Researchers at Bristol’s University of West England discovered that 73 per cent of comments regarding alcohol consumption encouraged it.

A further 13 per cent of these discussions promoted excessive drinking, the researchers found.

The study analysed 1200 hours of broadcast time, across six radio stations and BBC Radio 1 and Kerrang Radio were cited as the two worst offenders.

Particular criticism was aimed at Radio 1 breakfast presenter Chris Moyles, with the report stating that he: ‘often speaks of his own drinking habits and they don’t set any kind of example.’

Radio 1 refuted claims that they encourage irresponsible drinking. ‘We don’t agree that our presenters encourage a culture of drinking,’ said a Radio 1 spokesperson.

‘In fact, throughout this week we have run a high-profile campaign asking listeners to think about the amount of alcohol they drink and how it could affect their health, looks and behaviour.’

  • 1 Comment

Readers' comments (1)

  • Anyone who listens to Radio 1 (like I do) will know that presenters like Chris Moyles often talks about his own lifestyle choices, for example, drinking. However, this doesn't mean he is glorifying binge drinking - in fact, he has worked hard this year to lose weight through healthy eating and exercise and also reduced how much alcohol he drinks.

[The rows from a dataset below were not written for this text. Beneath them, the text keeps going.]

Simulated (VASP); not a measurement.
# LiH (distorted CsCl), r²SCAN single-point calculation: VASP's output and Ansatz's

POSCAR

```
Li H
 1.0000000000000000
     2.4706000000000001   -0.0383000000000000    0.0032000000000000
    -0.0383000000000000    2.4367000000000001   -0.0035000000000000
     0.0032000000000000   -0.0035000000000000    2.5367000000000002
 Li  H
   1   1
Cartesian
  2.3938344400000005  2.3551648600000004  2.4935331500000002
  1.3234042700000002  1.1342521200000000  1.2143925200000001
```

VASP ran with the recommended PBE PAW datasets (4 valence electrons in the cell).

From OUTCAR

    In the last few weeks, Radio 1 on a whole have presented a range of reports highlighting the unwanted affects of alchol and binge drinking. As a student paediatric nurse, I feel they've raised important issues that teenage listeners will actually take notice of. Instead of talking about the effects of alcohol in later life, they've highlighted the short-term and unattractive aspects of drinking - aspects that are important to adolescents.

    So, I feel this news article in which Radio 1 is singled out is greatly unfair when you consider the hard work put in lately by various presenters, who have in my opinion, successfully raised the ugly side of drinking to a large audience of impressionable listeners.